Bets on RBA rate cuts growing
The RBA's Governor Lowe testified this morning to the Australian Parliament and expressed surprise at the AUD's reaction to the coal unloading ban at the Chinese port of Dalian. I'm surprised he was surprised. I'm also surprised to see how many people are now rushing to predict rate cuts from the RBA, with one well known Aussie pundit now calling 2 cuts.
I make these comments from the relatively steady position we have been viewing Australia from for some time. Way back last year, we took a more dovish line than the consensus, which was firmly looking for eventual hikes. We felt the risk back then was two-way. Governor Lowe now does too. But the market seems to be rushing headlong into predicting cuts, in spite of the very strong labour market data yesterday.
Lowe himself this morning suggested that there was nothing particularly alarming going on in the property sector. We concur. And although late to the two-way-risk party, his comment that the outlook is not bad, but the risks are up, remains firmly in the neutral camp. Others may rush to call the next move as a cut, but if its still years off, isn't the right message that the next move is no move? Isn't being early almost as bad as being wrong? We won't be joining the herd just yet.

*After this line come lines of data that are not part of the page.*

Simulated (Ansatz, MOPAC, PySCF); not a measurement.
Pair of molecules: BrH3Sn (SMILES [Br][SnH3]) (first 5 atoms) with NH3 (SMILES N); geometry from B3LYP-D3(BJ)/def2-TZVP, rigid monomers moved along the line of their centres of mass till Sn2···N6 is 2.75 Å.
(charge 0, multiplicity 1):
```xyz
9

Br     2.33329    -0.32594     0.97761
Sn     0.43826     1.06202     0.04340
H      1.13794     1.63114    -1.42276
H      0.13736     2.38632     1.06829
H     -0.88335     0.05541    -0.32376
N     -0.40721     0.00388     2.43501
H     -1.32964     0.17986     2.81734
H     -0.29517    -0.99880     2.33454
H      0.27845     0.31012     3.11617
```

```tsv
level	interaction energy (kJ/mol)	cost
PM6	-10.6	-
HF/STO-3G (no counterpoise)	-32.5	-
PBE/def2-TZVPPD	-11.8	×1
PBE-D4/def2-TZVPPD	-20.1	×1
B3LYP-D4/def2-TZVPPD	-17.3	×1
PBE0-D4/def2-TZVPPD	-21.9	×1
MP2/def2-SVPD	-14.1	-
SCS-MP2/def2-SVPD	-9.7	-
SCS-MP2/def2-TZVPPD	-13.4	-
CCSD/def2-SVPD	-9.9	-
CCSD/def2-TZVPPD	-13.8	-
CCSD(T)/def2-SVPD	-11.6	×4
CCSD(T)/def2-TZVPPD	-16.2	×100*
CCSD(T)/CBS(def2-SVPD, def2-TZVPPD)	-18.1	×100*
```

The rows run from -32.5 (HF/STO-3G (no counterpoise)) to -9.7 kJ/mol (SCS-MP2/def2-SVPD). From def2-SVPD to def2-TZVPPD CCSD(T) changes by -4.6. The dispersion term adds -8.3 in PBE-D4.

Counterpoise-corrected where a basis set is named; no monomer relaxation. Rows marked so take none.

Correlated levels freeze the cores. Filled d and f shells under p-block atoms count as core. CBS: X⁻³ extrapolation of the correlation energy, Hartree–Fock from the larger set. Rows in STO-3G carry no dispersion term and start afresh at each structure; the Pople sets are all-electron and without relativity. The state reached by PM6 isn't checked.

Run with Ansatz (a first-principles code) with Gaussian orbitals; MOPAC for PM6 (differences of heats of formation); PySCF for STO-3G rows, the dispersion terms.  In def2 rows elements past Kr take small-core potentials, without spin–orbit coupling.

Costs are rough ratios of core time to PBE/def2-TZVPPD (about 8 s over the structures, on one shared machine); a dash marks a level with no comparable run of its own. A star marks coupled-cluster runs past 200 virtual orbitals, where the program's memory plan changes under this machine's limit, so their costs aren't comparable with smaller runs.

More positive noises on trade - no response from USD
The rule of thumb that positive trade news in the trade dispute between the US and China will result in a weaker USD, appears not to be working anymore. However, I think the rule of thumb is still working, it's just that none of this is really news anymore. The market seems to have come around to the idea that there will be a deal of sorts. China's commitment to take on another $30bn of agricultural goods is as welcome as it was entirely predictable. No doubt we will hear something similar on LNG in the coming days. Then machinery. All things China needs. This is not a breakthrough, it is self-interest at work.
Likewise, the apparent olive branch offered by President Trump over Chinese tech suppliers shows that the US president also recognizes the value in a positive announcement on the trade war. This is all good, it supports (rather than drives higher) risk assets. The risk is now all on the downside in case the prospects of a deal flounder. That would put the USD back on a strengthening tack,
Bullard says Fed went too far in December
Its always interesting to report on St Louis Fed President, James Bullard. For me, although I don't always share his view on rates, I find him one of the most thoughtful of FOMC members, and also prepared to challenge the orthodox view. He argued against the December hike, saying that this was too far. And he is now reported as saying that he thinks the Fed's normalization is done. We wrote yesterday that this was a risk to our house forecast of one more rate hike this year. I still think the house forecast is right. But don't dismiss Bullard. He is no crank. And the market seems to agree, with Fed funds futures showing a small, but perceptible downward slope over the coming years.
Like the trade story though, this dovishness seems to be fully priced in with little room for more. Another reason to be wary of any news that challenges that view.
Asia Day ahead
Japan's CPI for January is already out, and bang in line with expectations, staying at 0.2%YoY, and 0.8% ex-fresh food. The ex food and energy measure lifted slightly to 0.4% from 0.3%. This is insignificant and irrelevant for the Bank of Japan.
And from Prakash Sakpal:
Released yesterday, the minutes of the Reserve Bank of India’s policy meeting held in early February, reinforced growth worries in support of the decision to cut policy interest rates by 25 basis points at that meeting. The decision wasn’t unanimous though, as two of the policy committee members who voted for on-hold rates cited risks from a surge in fiscal spending, oil prices, already high non-food inflation, and rising household inflation expectations. And Governor Das, who voted to cut, favoured more policy accommodation to growth. That said, we believe the latest cut was the last this year.
Malaysia releases January CPI data. Inflation hasn’t been a problem since the GST removal in June last year and it’s unlikely to be one at least until the middle of this year. Thailand reports trade data for January with our forecast of steeper fall in exports swinging the trade balance to a deficit from a surplus in December.